Meyer, Unkovic & Scott LLP communicates consistently

Q. How do you gauge whether your intended message is getting through?
I keep my door open. I listen to what people are saying. I try to get around the office. I try to have as many informal contacts with people as possible during the day. You just have to be out there and be seen and keep your ears open. Communication is a two-way street, and oftentimes you learn as much by keeping your mouth shut and listening as you do by talking.
Are they repeating, in their own attitudes and words, what you’d like them to be saying? Are people upbeat or are they down? Is the griping more than usual? You can have a pretty good sense of where people’s attitudes are just by paying attention.
People sometimes have different views of where priorities ought to be. Making them understand that their individual priorities might have to be subordinated to what’s good for the whole firm is probably the most difficult challenge. How do you do that? You keep talking. You keep explaining. You keep listening. I’m not in a situation where I can just demand blind allegiance. So patience is probably the biggest virtue. You gradually explain and you build consensus with the other owners. So at the end of the day, the more people that have bought in, then sooner or later everybody gets the message.
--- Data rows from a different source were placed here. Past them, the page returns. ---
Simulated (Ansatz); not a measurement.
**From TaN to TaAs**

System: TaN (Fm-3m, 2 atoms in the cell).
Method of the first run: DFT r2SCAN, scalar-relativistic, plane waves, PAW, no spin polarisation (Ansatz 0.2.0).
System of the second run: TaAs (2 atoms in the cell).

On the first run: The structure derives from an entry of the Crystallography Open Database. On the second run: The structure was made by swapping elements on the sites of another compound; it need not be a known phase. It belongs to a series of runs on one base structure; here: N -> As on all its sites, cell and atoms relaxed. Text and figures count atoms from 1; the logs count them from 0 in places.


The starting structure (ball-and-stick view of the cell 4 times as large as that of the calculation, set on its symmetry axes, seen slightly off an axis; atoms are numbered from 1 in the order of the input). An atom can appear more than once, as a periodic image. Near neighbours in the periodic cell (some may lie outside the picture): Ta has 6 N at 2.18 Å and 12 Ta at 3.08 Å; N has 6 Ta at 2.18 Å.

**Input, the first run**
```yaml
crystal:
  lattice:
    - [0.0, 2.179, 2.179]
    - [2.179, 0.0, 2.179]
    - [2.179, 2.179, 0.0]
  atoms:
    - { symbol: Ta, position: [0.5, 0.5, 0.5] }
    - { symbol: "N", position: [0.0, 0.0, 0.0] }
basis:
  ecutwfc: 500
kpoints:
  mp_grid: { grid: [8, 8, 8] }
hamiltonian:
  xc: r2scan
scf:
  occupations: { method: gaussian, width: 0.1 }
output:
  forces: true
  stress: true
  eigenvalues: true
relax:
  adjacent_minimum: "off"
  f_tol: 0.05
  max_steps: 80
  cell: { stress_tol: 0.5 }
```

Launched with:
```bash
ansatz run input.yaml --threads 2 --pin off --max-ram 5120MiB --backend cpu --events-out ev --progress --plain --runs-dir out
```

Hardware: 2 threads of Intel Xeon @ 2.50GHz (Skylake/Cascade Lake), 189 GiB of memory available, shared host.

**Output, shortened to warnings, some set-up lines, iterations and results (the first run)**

It’s just a constant process. There’s just so much information available to anybody who turns on their computer these days, so much information that may, frankly, be wrong. If you just expect people to buy in without constant explanation and constant repetition, it’s not going to happen. You keep coming back to it at subsequent meetings, subsequent discussions. You just don’t let it stop at one. We’ll have items on the agenda three or four months until everybody is fully aware, [until] you start seeing some actual objective results.
At some point, you can only work the soft side so far. You just have to lay down some hard and fast rules: ‘You will get your time sheets in every week or maybe you don’t get your paycheck at the end of the week if that’s not done.’ So at some point, you just have to draw a line and say, ‘Look, we’ve talked this thing to death. Everybody’s on board with it but you. Now you’ve just got to get in line.’ You hope it doesn’t come to that too often, and usually, it doesn’t.